He didn't have Elvis Costello's way with words, or Graham Parker's blue-eyed-soul-man style. But Joe Jackson's debut showed that he could match his rival angry young Brits where it counted: song-for-song. Look Sharp! is a near-perfect short, sharp New Wave-pop album, toggling from wiry punk ("Got the Time") to witty ballads ("Is She Really Going Out with Him?"), from social commentary ("Sunday Papers") to bruised romance ("One More Time"). Secret weapon: Jackson's ferocious little four-piece band, especially bassist Graham Maby, who nearly steals the show.
London/Mo Wax, 1996
Unlikely DJ savior Josh Davis nearly did for the turntable what Hendrix did for the guitar – bringing vibrant technical brilliance, wild beauty and multifaceted musical texture to an instrument some rock Luddites still didn't even consider to be an instrument at all. He came out of the Mo Wax trip-hop scene but tracks like "Permanent Slump" and "Changeling" had more in common with the spaced psychedelic rock explorations than they did with whatever DJ Krush was up to. But the rich, crackling beats themselves – culled from countless records discovered over a lifetime of crate digging – reminded everyone what was fun and free about hip-hop.

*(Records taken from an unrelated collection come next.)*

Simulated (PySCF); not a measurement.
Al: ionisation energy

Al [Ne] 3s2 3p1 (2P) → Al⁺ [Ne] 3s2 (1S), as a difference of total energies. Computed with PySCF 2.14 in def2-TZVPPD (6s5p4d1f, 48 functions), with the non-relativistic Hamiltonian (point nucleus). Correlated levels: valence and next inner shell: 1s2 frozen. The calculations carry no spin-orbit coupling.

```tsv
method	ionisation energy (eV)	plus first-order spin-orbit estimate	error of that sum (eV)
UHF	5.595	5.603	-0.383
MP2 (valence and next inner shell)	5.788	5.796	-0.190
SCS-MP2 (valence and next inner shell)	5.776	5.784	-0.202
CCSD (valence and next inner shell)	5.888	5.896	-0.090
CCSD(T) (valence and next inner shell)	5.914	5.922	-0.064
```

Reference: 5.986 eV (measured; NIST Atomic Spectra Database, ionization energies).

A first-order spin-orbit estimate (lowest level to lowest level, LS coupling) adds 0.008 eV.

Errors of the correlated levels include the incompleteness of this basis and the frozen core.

The artist herself would later dismiss the post-disco pop on her debut as "the aerobics album." But it didn't just succeed in introducing the most important female voice in the history of modern music, it's also aged much better sonically than Like A Virgin, her blockbuster 1984 follow-up. Loaded with hits like "Borderline" and "Holiday" (the latter produced by her then-boyfriend, John "Jellybean" Benitez) and the great communal anthem "Everybody," it put downtown New York electro grooves all over the Top 40. Fun fact: it also works great as aerobics music.
"I came from a family where my people didn't like rhythm and blues," Little Richard told Rolling Stone in 1970. "Bing Crosby, 'Pennies From Heaven,' Ella Fitzgerald was all I heard. And I knew there was something that could be louder than that, but didn't know where to find it. And I found it was me." Richard's raucous debut collected singles such as "Good Golly, Miss Molly," in which his rollicking boogie-woogie piano and falsetto scream ignited the unfettered possibilities of rock & roll. "Tutti Frutti" still contains what has to be considered the most inspired rock lyric on record: "A wop bop alu bop, a wop bam boom!"
The Who exploded out of the West London Mod scene and pushed rock and roll to new levels of intensity and volume on their debut. They're in maximum-R&B mode: power-chorded reductions of James Brown ballads hurled forward by a manic freight-train rhythm section. When Pete Townshend was badgered by a manager into beefing up his laidback demo of "My Generation," the resulting explosion knocked a hole in the future. In its raw, delinquent intensity, My Generation is a blueprint for much of the garage-rock, punk and heavy metal that flourished after it was released.
The Hold Steady
Even on their first album, these Brooklyn-via-Minneapolis dudes had it all: drugs, sex, Catholic guilt, trashy bar-band guitars. Craig Finn splutters his crazed one-liners about killer parties gone bad, from "Mary got a bloody nose from sniffing margarita mix" to "I did a couple favors for these guys who looked like Tusken Raiders." "Certain Songs" pays tribute to a bar where the jukebox has the perfect ratio of Meat Loaf to Billy Joel. Commercial? Not exactly. Yet the Hold Steady sounded so real and raw, so loaded with wit and compassion and energy, this made them a word-of-mouth sensation.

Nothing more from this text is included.